2022 Music Pulitzer Prize Winner Raven Chacon Speaks at a GSAPP Event

The composer, performer, and installation artist’s work gives voice to the voiceless.

By
Shannon Werle
November 07, 2022

On October 10, 2022, the Graduate School of Architecture, Planning, and Preservation (GSAPP) hosted a lecture by Raven Chacon, a composer, performer, and installation artist from the Navajo Nation. In 2022, Chacon became the first Native American composer to win the Pulitzer Prize for music, with Voiceless Mass, a work for an ensemble and a pipe organ that premiered at the Cathedral of St. John the Evangelist in Milwaukee in 2021.

GSAPP Professors Mario Gooden and Lucia Allais (also director of GSAPP’s Buell Center) joined Chacon for a discussion following his talk. GSAPP Dean Andrés Jaque introduced Chacon, and said that his work “presents territories and land as the entanglement of people’s ecosystems and technologies, as the site of both occupation and resistance, and uses sound as a medium that expands the capacity to collectively sense the violence embedded in those entanglements.”

Chacon underscored the expansive nature of his practice by including large-scale land art and site-specific installations produced during his affiliation with the Indigenous art collective Postcommodity (2009–2018), as well as performances, compositions using both graphic scores and traditional notation, and field recordings.   

Exploring Environments Through Sound

Chacon began by playing excerpts from one of his earliest works, a series of three manipulated field recordings created at a time when he was unaware of sound art. Venturing to sites on tribal lands selected for their quietness—Window Rock, Arizona; Sandia Mountains, New Mexico; and Canyon de Chelly, Arizona—Chacon recorded soundscapes, and later amplified each to the point of distortion. By turning up the volume, he aimed to unearth new patterns and textures. 

Artwork by Raven Chacon

Since then, Chacon has continued to probe the relationship of sound to space. His 2010 performance and composition Drum Grid calls for up to 20 drummers to disperse across a grid of street corners throughout a neighborhood. Each player takes turns imitating the sounds of their neighbor one block away; their interpretations are sometimes skewed by everyday activities masking the signals.   

“It becomes complicated quickly,” said Chacon. “The public that has stumbled upon these performers in the street often misinterpret this as some kind of protest or some other kind of single action, and then they realize they’re surrounded by 20 drummers in this neighborhood. In a way, it generates conflict, which was not an intention of the piece. It was actually to do the opposite—to get people to walk around their communities, their city spaces, and engage with things that might be in those places.”

The arrangement for Drum Grid comprises a text-based instruction and graphic score illustrating how the performers should position themselves across street blocks. As a result, musical training is unnecessary for enacting the performance.
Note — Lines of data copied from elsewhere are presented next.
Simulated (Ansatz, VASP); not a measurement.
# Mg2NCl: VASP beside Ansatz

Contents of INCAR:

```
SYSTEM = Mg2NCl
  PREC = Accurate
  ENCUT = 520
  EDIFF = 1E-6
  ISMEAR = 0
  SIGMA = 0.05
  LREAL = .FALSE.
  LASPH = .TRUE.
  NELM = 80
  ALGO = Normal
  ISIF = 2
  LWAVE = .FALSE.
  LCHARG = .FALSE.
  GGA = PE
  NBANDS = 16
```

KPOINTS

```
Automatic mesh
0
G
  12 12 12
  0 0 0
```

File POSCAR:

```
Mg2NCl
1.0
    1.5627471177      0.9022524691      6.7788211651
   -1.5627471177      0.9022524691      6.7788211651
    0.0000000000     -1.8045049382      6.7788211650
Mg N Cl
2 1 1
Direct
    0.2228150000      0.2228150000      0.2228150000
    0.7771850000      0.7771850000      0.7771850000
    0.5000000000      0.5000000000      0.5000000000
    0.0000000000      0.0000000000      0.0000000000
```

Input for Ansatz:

“One reason I make these scores accessible is because I'm interested in who might be on stage representing these pieces,” said Chacon. “Drum Grid is about allowing people who are from certain communities to be the people on the streets. It's not about busing in professional musicians to, say, the south of Albuquerque and do this thing. It's getting the people who live there to do it.”

Bringing Attention to the Void

The composition for Voiceless Mass is dedicated to the memory of the Indigenous children who did and did not survive residential schools and forced assimilation practices administered by the Catholic Church, which also led to the loss of Indigenous languages. Chacon prefaced an excerpt by reading aloud his program notes: “Voiceless Mass considers the futility of giving voices to the voiceless when ceding space is never considered an option by those in positions of power.”

The composition exploits the emptiness of a vaulted religious structure by reverberating the instrumentation with a visceral force. Similar to his over-amplified field recordings, Chacon’s composition for Voiceless Mass intensifies listeners’ experience of the vastness of the space. “It kind of confuses you, especially if you watch the performance,” Allais said. “You don’t know that those instruments made those noises, you don’t recognize the instruments anymore. Yet, at the same time, there’s no doubt that the organ is a wind instrument, and that this wind is a kind of architectonic breath.”

“Voids mean something,” said Chacon. “They might mean a loss of memory, or a time before humans existed—which is the case with my composition American Ledger. It tells the chronology of this land that’s now the United States. There’s voids in that, there’s voids when things were lost, when languages were lost, when people were displaced, and when people were moved here from other continents.”

Silent Choir (Standing Rock) by Chacon, recently exhibited at the Whitney Museum's 2022 Biennial, presents another instance of a powerful void. For this work, the artist recorded the silent protest of Indigenous women who led a group of water protectors against police in 2016, near the Standing Rock Indian Reservation during the No Dakota Access Pipeline resistance.

“This is the sound of 400 people staring and having nothing to say. It’s the sound of the shame of the police and their refusal to look back,” said Chacon. 


Shannon Werle is the assistant director of communications at GSAPP.